All of lore.kernel.org
 help / color / mirror / Atom feed
* [PATCH] xfs: xfs_release don't free eofblocks with extsize hint
@ 2012-06-11 19:29 Ben Myers
  2012-06-12  1:11 ` Dave Chinner
  0 siblings, 1 reply; 3+ messages in thread
From: Ben Myers @ 2012-06-11 19:29 UTC (permalink / raw)
  To: xfs

Testing has shown that there is a regression when using extent size
hints with NFS.  There are many more extents created than expected.
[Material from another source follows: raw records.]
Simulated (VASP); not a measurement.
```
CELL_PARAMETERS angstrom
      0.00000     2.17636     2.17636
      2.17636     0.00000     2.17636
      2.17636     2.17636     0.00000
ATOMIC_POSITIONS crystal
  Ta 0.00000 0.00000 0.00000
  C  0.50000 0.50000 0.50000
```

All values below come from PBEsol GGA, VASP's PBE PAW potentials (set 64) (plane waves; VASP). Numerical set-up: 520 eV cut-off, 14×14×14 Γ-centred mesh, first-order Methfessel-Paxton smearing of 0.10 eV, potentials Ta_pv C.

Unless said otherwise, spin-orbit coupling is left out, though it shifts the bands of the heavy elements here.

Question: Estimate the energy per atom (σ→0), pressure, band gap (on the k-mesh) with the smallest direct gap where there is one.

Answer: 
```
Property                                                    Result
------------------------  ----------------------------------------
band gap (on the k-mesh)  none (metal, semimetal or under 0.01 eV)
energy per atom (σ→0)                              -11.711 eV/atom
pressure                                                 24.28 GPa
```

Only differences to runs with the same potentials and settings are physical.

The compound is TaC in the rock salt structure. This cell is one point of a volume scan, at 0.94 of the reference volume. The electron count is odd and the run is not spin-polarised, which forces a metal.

This is the workload, from a single NFS client:
# for e in `seq 1 8`;
do
	mkdir -p $e; (cd $e; dd if=/dev/zero of=file bs=4096k count=100) &
done

# xfs_io -c extsize .
[16777216] .

Here is the extent count for each file without this patch:

385 387 387 387 400 398 379 334

Here is the extent count with commit aff3a9ed reverted (using delayed
allocation):

3 4 2 3 4 4 3 3

In a comparison of traces, one with the above workload run locally and
the other with the above workload over NFS, there were occasional calls
to xfs_free_eofblocks in NFS but not on local workloads.  These turned
out to be from xfs_release.

Not calling xfs_free_eofblocks when using the extent size hint resolves this
issue when using extsize hints and NFS.  I suspect that delayed allocation
mitigated the effect of xfs_free_eofblocks until commit aff3a9ed.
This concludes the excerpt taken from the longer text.